Week 5-Acceptable/Responsible Use Policies & Digital Citizenship

Our readings this week focused was on Digital citizenship, access, and policy.  A shift, but one that turned out to be fruitful in terms of getting me to think about more nuts and bolts of ICT implementation, teaching and coaching.

Digital Equity and  Access

The more I read and the more I experience as a student in this grad program, the more I believe the path to better access for students runs through teachers having direct ICT learning experiences themselves.  District and school policies, administrator attitudes and priorities, and parent fears and misconceptions all hold their various concerns and possible obstacles.  However, the critical juncture ultimately is the teacher who either understands the need for students to have connected learning experiences or does not.  For those that do understand, they do all they can to provide those experiences.  Continued support and professional learning about  is, of course, vital, given the dynamic and ever-changing nature of the internet.  However, for those “reluctant” or “traditional” teachers, their understanding needs to be developed.  With new knowledge and continued support ought to come a change in instructional behaviors.  Most teachers want to do good by their students.  But they also feel the need to be experts in their classrooms.  So if we provide teachers with their own professional learning experiences that ask them to practice the 4 C’s as learners, they will likely recognize the power of such learning experiences and want to provide the same for their students.  In so doing, students have increased, and hopefully better, access.

Digital citizenship and acceptable/responsible use policies our school

It was 2009 when last I had my own classroom.  Looking back to that time is instructive given how much has changed in the ensuing 8 years.  Our use policy was an AUP since the notion of an RUP didn’t exist yet.  Or if it did, no one at our school was privvy to the concept.  Students and parents had to sign a form acknowledging that they read, understood and would abide by its terms as well as any consequences for their breach.  Additionally, students had to pass a mandatory multiple choice quiz about the AUP’s content with a grade of 80% or better in order to gain access to the school network.  (They could take it as many times as they needed to attain the minimum score.)  But as Rethinking Acceptable Use Policies to Enable Digital Learning describes it, “[r]equiring students to sign a document indicating they will comply with the district policies may or may not mean that they understand and accept the commitment they are making.  A ‘sign off’ could be as casual and thoughtless as the way people sometimes place a check in the accept box on applications or software ‘terms and conditions.'”  The quiz was meant for students to do more than merely sign off; but looking back, I don’t think it was significantly more than that.  While the large majority of students passed the quiz on the first try, I would surmise that most of them were going for short-term cramming more than long-term understanding.  Designing an RUP and the on-boarding process around it today, I would definitely include student voice in its development and some kind of course work to deepen their understanding by applying it in real contexts.

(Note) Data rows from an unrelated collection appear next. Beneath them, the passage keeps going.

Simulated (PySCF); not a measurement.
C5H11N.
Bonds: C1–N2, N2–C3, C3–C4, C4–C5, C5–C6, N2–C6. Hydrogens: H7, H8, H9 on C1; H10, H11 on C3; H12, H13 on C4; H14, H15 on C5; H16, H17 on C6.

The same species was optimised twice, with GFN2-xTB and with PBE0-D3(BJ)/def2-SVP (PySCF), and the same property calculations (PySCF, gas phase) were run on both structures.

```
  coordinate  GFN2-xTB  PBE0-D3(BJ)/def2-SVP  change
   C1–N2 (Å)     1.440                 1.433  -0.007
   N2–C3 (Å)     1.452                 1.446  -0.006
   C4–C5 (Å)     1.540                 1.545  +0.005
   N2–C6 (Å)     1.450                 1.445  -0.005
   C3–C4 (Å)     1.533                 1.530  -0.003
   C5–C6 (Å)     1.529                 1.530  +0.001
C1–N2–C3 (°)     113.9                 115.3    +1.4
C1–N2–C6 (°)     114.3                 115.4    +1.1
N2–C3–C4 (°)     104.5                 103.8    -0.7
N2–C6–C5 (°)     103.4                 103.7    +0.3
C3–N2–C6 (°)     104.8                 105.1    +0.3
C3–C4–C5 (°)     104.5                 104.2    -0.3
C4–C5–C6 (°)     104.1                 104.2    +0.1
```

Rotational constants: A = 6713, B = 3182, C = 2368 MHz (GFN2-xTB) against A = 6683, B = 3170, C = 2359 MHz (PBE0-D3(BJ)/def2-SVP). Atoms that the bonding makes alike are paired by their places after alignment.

Approaching digital citizenship in your class

Again, going back to 2009, I can see that I definitely focused on what students should not do with technology.  That included everything from using the CD drives to play advisory-labeled music, to looking at web sites they shouldn’t be on, to playing games or designing gym shoes instead of doing assignments.  (Looking back now, I should have leveraged the creative aspects of those last two examples. But what did I know?)   To be fair, though, I was also giving assignments that usually hovered around the substitution level of SAMR and occasionally at the augmentation level.  So it’s not likely they saw why doing the work on a computer necessarily mattered to their learning.  In other words, their behaviors were, in part, a sign of boredom or low relevance.  At the time, we used eChalk, which was as close to an LMS as we got in 2009.  Every student account included an email address.  So the kinds of citizenship behaviors students demonstrated on a computer were a bit more limited.  However, cell phones were another matter.  None of my students could afford smartphones, so the most distracting thing they could do with their phones during school was text friends and family.  And text they did. Sexting became an issue.  At times, fights both in and out of school, would erupt as a result of texting drama.  In one instance, we even had parents drawn into texting drama between their children come to the school midday prepared to fight each other.  Unfortunately, our reactions in the face of these events were all punitive and centered around confiscating cell phones if they were visible during the school day and then requiring parents to come to the school to pick them up.  Repeat “offenders” would get detention.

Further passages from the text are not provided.